Athenry was the main residence of a powerful Anglo-Norman family—the de Birmingham’s—and the market hub of a successful manor in the later 13th and early 14th centuries, which acquired significant wealth and prestige through agriculture and trade. The quality and quantity of Athenry’s surviving architecture easily surpasses that in all of the other medieval Connacht towns (and most beyond), including Galway and Loughrea, despite those towns being founded by the chief magnate of the region, Richard de Burgh.

The remains of St. Mary's Collegiate Church, the former parish church of Athenry, dates from the mid-13th century. It has often been incorrectly identified as the remains of a Franciscan Friary, due to a 17th century mistranslation of the Latin name for Adare, Co. Limerick. Apparently founded about 1240, it became Collegiate by order of Archbishop O'Murray of Tuam in 1484; it was destroyed in 1574 by Earl of Clanricard's sons. In 1828 a church with a particularly elegant spire was built in its chancel and was in use by the Church of Ireland until 1962. The church is now the home of the award winning Athenry Arts & Heritage Centre.

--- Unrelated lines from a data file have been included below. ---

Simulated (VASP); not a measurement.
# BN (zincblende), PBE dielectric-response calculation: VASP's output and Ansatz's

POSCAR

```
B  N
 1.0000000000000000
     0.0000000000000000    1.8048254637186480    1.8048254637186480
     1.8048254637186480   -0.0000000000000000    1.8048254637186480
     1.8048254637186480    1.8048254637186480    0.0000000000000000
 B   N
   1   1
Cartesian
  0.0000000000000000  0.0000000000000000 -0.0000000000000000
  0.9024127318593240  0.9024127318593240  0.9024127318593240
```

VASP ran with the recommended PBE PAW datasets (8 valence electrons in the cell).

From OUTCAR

In February 1597 Red Hugh O'Donnell sacked the town, following which Athenry descended into a continuous decline however, this was briefly halted in 1644 when the Dominican Priory was revived as a University which was finally put down by the Cromwellians in 1652. The coming of the railroads in the 19th century, made Athenry an important junction connecting the towns of the west to Dublin, Limerick and Cork.